An Oldie but a Goodie
Screen resolutions and the Fold!
Where did ‘above the fold’ come from?
The term first came into play during the printing era, where the upper half of the front page of a newspaper or tabloid was where an important news story or photograph was, and is still. often located.
Papers are often displayed to customers folded so that only the top half of the front page is visible, and therefore this is considered to be the most important section of the newspaper for customer engagement and to express the most important story of the day.
But does this practice on paper, translate to the web?
Above the fold on websites
Similar to a folded newspaper, above the fold on a website refers to the portion of the webpage that is visible without scrolling. However, as screen sizes vary (there are over 3000 different screen resolutions / devices / settings to cater for in today’s world of laptops, phones, tablets and browsers), there is no set definition for the number of pixels that define the fold. This is because different screen resolutions will show different portions of the website without scrolling. Further complicating matters, many websites adjust their layout based on the size of the browser window, such that the fold is not a static feature of the page.
But does this really matter?
We don’t think so, and here’s why…
When you are creating a website, or any software application for that matter, it is all about how you design it. And we really do mean, design it.

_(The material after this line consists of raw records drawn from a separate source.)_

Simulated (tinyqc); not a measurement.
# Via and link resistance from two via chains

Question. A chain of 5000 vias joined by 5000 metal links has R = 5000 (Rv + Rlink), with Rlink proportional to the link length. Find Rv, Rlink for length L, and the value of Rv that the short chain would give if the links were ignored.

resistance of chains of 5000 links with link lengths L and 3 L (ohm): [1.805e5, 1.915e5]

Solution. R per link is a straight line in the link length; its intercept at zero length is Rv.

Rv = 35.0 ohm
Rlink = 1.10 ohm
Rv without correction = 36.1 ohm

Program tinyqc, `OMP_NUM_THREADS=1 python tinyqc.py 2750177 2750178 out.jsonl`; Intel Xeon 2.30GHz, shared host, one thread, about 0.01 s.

If you know and understand how your users are potentially going to use your website (everyone does things a little differently so we go on statistics and averages), and how you want them to use your website, you can design for both purposes. Increasing engagement and increasing the chances that the fold just won’t matter to them.
Now are we saying that the ‘fold’ is irrelevant and shouldn’t be factored in at all? Absolutely not.
If you don’t grab / entice / enthral your visitor as soon as they load your website, no matter what device they are on, then they won’t bother scrolling down to view the rest. So it is important. However, by designing your website in a way that makes a user scroll almost automatically and without thought? Then you have pretty much done the best job you can at making the fold disappear and become unimportant.
Take facebook for example – go on… Load it now.
What’s the first thing that you do? Look at the pictures / stories and scroll? Did you do it without even thinking about it?
Well that’s good design – it’s about user engagement and making you want to scroll down the page, to the point where it’s done almost unconsciously.
If you can design a website or piece of software that is intuitive and engaging, then the fold can be used as a tool to layout your content in the best way possible, to really draw your users in, so that they are focusing more on what you want them to focus on, than anything else.